Higher education in the state generally has always been funded at room temperature—lukewarm. During Gov. Guinn’s administration, the state began to break out and lift its higher education facilities into a higher class. But the recession gave the next two governors and the next three legislatures the opportunity to cut higher education funding in the state by a whopping one-third. While Nevada was doing that, several intermountain states were expanding their economic development-related higher education spending and moving ahead of Nevada in the field.

GOP Sen. Michael Roberson was one of the few legislators who even discussed fairness in taxation.
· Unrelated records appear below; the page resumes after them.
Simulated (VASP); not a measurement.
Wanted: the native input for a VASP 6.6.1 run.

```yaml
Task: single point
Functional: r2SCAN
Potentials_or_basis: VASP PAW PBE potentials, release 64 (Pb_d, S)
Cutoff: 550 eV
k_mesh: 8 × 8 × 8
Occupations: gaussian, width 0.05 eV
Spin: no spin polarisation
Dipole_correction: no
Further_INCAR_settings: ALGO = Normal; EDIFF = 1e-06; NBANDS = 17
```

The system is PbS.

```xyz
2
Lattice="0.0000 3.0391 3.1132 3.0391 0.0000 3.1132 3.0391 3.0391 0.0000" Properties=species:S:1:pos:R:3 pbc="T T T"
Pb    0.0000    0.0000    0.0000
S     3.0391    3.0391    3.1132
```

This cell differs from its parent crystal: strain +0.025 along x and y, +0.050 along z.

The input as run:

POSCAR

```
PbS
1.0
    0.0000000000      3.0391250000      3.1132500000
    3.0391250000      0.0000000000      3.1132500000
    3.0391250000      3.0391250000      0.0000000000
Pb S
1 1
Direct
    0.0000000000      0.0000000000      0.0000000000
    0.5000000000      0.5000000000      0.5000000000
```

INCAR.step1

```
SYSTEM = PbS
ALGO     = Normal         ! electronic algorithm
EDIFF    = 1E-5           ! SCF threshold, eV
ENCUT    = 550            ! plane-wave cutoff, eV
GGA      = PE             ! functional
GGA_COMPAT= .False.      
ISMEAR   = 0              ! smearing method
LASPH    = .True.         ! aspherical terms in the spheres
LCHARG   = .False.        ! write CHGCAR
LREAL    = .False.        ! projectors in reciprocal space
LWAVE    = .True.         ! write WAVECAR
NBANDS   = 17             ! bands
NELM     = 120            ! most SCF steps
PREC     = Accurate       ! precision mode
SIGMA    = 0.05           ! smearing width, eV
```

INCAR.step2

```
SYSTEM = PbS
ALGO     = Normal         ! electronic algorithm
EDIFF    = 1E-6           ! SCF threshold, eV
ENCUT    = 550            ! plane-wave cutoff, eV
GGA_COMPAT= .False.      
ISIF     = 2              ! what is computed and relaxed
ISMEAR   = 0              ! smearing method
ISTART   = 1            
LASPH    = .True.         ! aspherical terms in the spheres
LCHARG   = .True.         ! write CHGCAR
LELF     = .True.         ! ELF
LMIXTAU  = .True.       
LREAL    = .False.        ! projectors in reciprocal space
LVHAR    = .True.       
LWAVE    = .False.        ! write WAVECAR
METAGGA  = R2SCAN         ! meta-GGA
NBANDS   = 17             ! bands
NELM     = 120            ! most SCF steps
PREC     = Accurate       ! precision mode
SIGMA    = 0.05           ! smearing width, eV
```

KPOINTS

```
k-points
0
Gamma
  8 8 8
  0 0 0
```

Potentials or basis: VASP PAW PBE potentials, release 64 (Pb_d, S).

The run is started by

“I guess this is a major tax increase, but only when you figure out how much we had chopped down the system,” said a faculty member. “Klaich has enough problems right now, and I don’t want to do anything to make them worse, but the euphoria isn’t warranted.” (Higher education chancellor Dan Klaich has been the target of a recent series of criticisms from the Las Vegas Review-Journal. He was in Sante Fe and unavailable for comment.)

Generally, most of those we talked with said the state’s colleges are going back to the level they were under Gov. Robert Miller (1988-1999), not under Gov. Guinn (1999-2007)—that is, back to room temperature. If that’s true, that will be a gain, but dreams of world class scholarship will fall by the wayside.

There’s another weakness in the Legislature’s education efforts—one part of it may be illegal. The lawmakers enacted a measure allowing parents to take about $5,000 in public funds and use them for private school. In Nevada, commercial private schools aren’t known as the best game in town. Religious schools, however, are respected for their competence, so if vouchers are going to work, those schools must be in the mix.

Here’s the problem: In 1878 and again in 1880, Nevadans voted to bar the use of public funds for religious purposes. The language is still in the Nevada Constitution: “No sectarian instruction shall be imparted or tolerated in any school or University that may be established under this Constitution. … No public funds of any kind or character whatever, State, County or Municipal, shall be used for sectarian purpose.” Additional verbiage revokes funds from school districts if they try it.

Those elections did not require recounts. In neither case did opponents of the prohibitions exceed 4 percent of the vote.

It’s all but certain that some group—teachers, civil libertarians—will challenge the new Nevada law in court. That happened in Colorado, in a case decided this month by the Colorado Supreme Court. That state, too, has state constitutional language barring the use of public funds “in aid of any church or sectarian society, or for any sectarian purpose” and the court last week said that “stark constitutional provision makes one thing clear. A school district may not aid religious schools.”

Some private school spokespeople have tried to draw a distinction between religious schools and the instruction they provide which—they argue—can be free of religious content. Critics regard it as analogous to distinguishing between Antonio’s pound of flesh and the blood it contains.

Off the radar

At this point, no one knows whether the legislative tax plan increases or decreases the fairness of Nevada’s notoriously regressive tax system ("No fair,” RN&R, Feb. 5). It wasn’t even on the Legislature’s radar screen after the first couple of weeks of the session, and we have run internet searches seeking later news stories that dealt with equity or fairness without success.

One economist has said he is doing an assessment of the fairness of the new tax plan, but nothing like that was available before the legislators voted.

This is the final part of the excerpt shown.